President Obama: if you're interested in getting someone with a head on their shoulders to at least consider voting for you in the next election, I want to see you on the fucking television, wagging a finger right at the camera, and telling AIG that they either withdraw this refluckulous claim today -- like, right fucking now -- or you are shutting them the fuck down once and for all like the filthy fucking crooks that we all already know they are. And then, let's hope they call your bluff and don't withdraw the claim against Bank of America, so you can shut those assholes down and put every one of those 63,000 full-time AIG employees out of business. You know -- our fucking employees. Mine and yours. How dare those sanctimonious shitpieces at AIG, who are only even employed at all right now by the mother fucking grace of having a two consecutive pussies as president who are just too damn afraid to stick it to the people who deserve it most, now demand the return of $10 billion because they didn't even fucking try to do their jobs and actually size the potential liabilities under the default insurance contracts they wrote. But it's not AIG's fault, right? They were "tricked" as part of the financial crisis by the very clients they were agreeing to protect. How unbelievably AIG of them.
What a load of bullshit. I would happily accept a big loss on our $180 billion investment in AIG at this point if it means putting the company's entire 63,000 full time workforce out of business. Tomorrow.
What a Difference Success Makes
If there was one thing that stood out to me during my many travels with my family over the past month -- other than the increased security at the busier airports, of course -- it would have to be the effect of wearing my regular Phillies apparel in multiple airports along the east coast. Ten years ago, #1 I'm not sure I would have been caught dead wearing any Phillies apparel other than your standard baseball cap in public, and #2, if I did, I could have walked through the nation's airports basically unnoticed. I mean, how often do you really pay attention if someone walks by you wearing, say, a Colorado Rockies t-shirt, or a Padres cap, etc.? Especially given the total lack of historical success out of the Phillies prior to the team's current incarnation, believe me when I tell you, I spent 20-some years of my life as a long-suffering and apparel-wearing Philly fan across the board, and nobody ever said boo to me about anything I ever had on my back, my head, or anywhere else attached to my person, be it at an airport or otherwise.

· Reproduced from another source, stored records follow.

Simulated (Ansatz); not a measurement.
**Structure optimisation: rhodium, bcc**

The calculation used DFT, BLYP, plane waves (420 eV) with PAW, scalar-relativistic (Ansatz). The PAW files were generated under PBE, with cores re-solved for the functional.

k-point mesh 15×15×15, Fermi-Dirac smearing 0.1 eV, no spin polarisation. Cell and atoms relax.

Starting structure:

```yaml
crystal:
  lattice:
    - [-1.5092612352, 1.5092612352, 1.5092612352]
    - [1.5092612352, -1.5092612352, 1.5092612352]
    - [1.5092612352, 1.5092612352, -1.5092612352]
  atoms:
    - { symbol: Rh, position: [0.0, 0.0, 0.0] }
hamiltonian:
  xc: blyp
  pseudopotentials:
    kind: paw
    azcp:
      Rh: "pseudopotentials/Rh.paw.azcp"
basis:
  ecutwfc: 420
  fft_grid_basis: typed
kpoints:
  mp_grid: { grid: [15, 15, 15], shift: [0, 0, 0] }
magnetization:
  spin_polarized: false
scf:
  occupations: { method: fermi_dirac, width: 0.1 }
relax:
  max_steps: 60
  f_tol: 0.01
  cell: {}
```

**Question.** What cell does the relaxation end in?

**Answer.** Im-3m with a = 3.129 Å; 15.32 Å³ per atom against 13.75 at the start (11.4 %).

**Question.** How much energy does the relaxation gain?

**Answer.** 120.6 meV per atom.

Fast forward to last month, and as the Hammer Family muddles through a very long security line at JFK International Airport, Hammer Wife and I are trying to get everything back together after our bags, computers, shoes, belts, younameits all come out of the scanner while simultaneously keeping tabs on and quieting down three young kids including a very young one who can't be trusted not to do something crazy at any time depending on what is attracting him at any particular moment. At one point my 2-year-old grabs one of his sisters' shoes and starts running with it, stopping just before running under the line barrier and back into the security line all over again. Trust me when I tell you, having to go and retrieve him, and I'm sure being forced to wait with him all the way through that whole security line again, was about as daunting a thought as I could imagine at that particular moment, and then I saw the big burly TSA guard standing right near where my boy was dangerously close to really screwing things up. I ask the guy if he could please just stand in front of my boy for one second while I come and collect him -- he was only maybe 10 feet away from me at this point -- and the TSA guy takes one look at my Phillies shirt, sneers up the corners of his mouth just a little bit, and says "Not for a Phillies fan, I won't." And he was serious. Luckily I managed to grab the kid before he got away from the security-cleared end of the line, but it wasn't with any help at all from the TSA guy, who told me he was a Mets fan. After a quick condescending laugh at him, I told him I feel bad enough for him already and I could get my own kid. But the simple fact is, ten years ago, there's no way anyone in New York would ever have even mentioned me being a Phillies fan. That fact would have been of no consequence whatsoever to a Mets fan 10 years ago, even when the Mets were bad themselves. The Phillies were a lifelong embarrassment, and pretty much the last franchise in all of professional sports that would have caused any agita, jealousy and negativity whatsoever in the mind of any other city's or sport's team fan.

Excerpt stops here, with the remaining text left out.